• QUEERING THE INSTITUTION

    2026 Programme of Inquiry
  • Over the past three years, we’ve brought together artists, health practitioners, young people, organisers, academics, researchers, grassroots groups and partners across sectors to understand our role within society. What has emerged is not a fixed institution but a growing, shape-shifting ecosystem—one that changes as new people enter, new relationships form and new priorities surface. By using the arts as our primary means of engagement we’re reimagining the role of the “institution” by allowing ourselves to be vulnerable and lean into the messiness of the unknown. This openness to experimentation has enabled us to remain flexible, adaptive, and responsive within an increasingly hostile social and political environment. 

     

    As an organisation-in-process, 2026 marks a pivotal moment in QUEERCIRCLE’s development. Over the next 12 months, we will co-develop our future strategy with this wider ecology, shaping a new framework to better articulate our work built around four interconnected pillars. Each pillar is structured around three elements: the guiding question that frames our inquiry, the practices already in motion, and the areas we will collectively explore and test over the year ahead. By the end of this process, we aim to have developed a community-led strategy that supports the ethical and sustainable infrastructure needed to continue and deepen this experimental work.

     
  • How can we creatively approach governance as a shared, evolving practice to build a culture of trust, reciprocity and collective...

    How can we creatively approach governance as a shared, evolving practice to build a culture of trust, reciprocity and collective responsibility? 

    Through this pillar we will explore how QUEERCIRCLE organises itself: how power is held, how responsibility is shared, and how care is embedded structurally.

     

    At the heart of QUEERCIRCLE’s governance is a commitment to fair, sustainable, and caring employment practices. We are a London Living Wage employer, operate a four-day working week, have weekly collective check-ins and have implemented individual Wellness Actions Plans including access to a health and wellbeing fund. 

  • How might culture be generated, owned, and led by communities? QUEERCIRCLE brings together arts, health, and education as a single,...

    How might culture be generated, owned, and led by communities? 

    QUEERCIRCLE brings together arts, health, and education as a single, interconnected area of work - an intersectional approach we believe is needed within the current political climate. 

     

    We have experimented with cultural democracy principles - such as co-developing projects with communities, sharing space, and resourcing communities to lead on projects. Participants often move between these contexts, and learning generated in one area regularly informs others. 

     

    By removing hierarchies between programmes and blurring the boundary between programme and process, QUEERCIRCLE has become an incubator for experimentation and collective imagination. 

     

  • How can community knowledge support systemic change? This pillar explores how knowledge is produced, shared, and valued, and how lived...

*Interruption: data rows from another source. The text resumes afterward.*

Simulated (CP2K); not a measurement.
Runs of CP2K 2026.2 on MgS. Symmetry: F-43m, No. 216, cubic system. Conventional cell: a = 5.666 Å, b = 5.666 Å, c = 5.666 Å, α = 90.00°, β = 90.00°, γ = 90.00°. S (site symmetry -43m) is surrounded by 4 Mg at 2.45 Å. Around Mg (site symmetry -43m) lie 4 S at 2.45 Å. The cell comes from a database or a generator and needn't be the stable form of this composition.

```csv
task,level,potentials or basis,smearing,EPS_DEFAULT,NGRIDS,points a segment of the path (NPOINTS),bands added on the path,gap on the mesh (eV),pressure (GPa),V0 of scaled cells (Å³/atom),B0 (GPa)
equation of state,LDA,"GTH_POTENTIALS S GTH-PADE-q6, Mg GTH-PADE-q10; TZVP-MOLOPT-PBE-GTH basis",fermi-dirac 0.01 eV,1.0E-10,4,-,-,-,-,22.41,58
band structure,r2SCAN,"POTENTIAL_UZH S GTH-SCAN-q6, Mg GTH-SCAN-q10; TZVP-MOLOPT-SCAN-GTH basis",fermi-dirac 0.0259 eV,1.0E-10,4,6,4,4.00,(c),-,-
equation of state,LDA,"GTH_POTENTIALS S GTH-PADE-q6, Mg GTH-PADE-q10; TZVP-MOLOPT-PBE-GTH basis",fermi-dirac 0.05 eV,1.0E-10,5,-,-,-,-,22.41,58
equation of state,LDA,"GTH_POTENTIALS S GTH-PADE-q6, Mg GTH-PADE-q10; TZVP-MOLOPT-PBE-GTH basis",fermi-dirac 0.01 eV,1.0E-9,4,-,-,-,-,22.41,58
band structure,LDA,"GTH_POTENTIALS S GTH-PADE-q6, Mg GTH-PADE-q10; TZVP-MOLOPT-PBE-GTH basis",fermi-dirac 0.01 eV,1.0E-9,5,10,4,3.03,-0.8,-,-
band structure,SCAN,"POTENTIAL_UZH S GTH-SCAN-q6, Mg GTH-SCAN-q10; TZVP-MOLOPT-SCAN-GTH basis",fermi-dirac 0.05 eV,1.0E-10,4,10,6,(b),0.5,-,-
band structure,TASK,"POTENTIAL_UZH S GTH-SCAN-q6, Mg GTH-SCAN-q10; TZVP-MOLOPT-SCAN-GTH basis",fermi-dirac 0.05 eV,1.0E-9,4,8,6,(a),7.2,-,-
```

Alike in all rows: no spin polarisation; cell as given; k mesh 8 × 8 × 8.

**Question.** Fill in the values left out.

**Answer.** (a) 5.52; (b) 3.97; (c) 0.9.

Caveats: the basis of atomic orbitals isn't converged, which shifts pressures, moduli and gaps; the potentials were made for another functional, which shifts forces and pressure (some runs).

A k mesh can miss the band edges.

    How can community knowledge support systemic change? 

    This pillar explores how knowledge is produced, shared, and valued, and how lived experience might operate as a form of public expertise. It asks how research, learning, and evaluation can be led by and accountable to communities most affected by systemic inequities, rather than extractive institutional norms. Community Knowledge captures, develops, and mobilises learning generated through cultural participation — including impacts that are social, emotional, creative, or collective, rather than individually attributed. 

     

    QUEERCIRCLE already undertakes community-led research, reflective practice, and creative dissemination across its programmes. Lived-experience is centred as a legitimate form of expertise, shaping both internal practice and external advocacy as demonstrated through citations of our Queering Creative Health Report in the Mayor of London’s strategy and the All-Party Parliamentary Group on Creative Health. 

     

    Knowledge is shared through accessible, creative formats and reflection is embedded into organisational rhythms, informing governance, programme development, and organisational learning. 

  • How can development and sustainability be rooted in solidarity and values? This pillar examines QUEERCIRCLE’s position within a wider ecology...

    How can development and sustainability be rooted in solidarity and values?

     

    This pillar examines QUEERCIRCLE’s position within a wider ecology and reframes economics as a social practice. It explores how financial and non-financial economies can work together to sustain infrastructure while redistributing power and resources. Queercircle already has a strict ethical fundraising policy and has launched a monthly individual giving scheme. We share space with 20 other LGBTQ+ led groups for free, and share knowledge through formal and informal mechanisms such as the SE London Integrated Care board.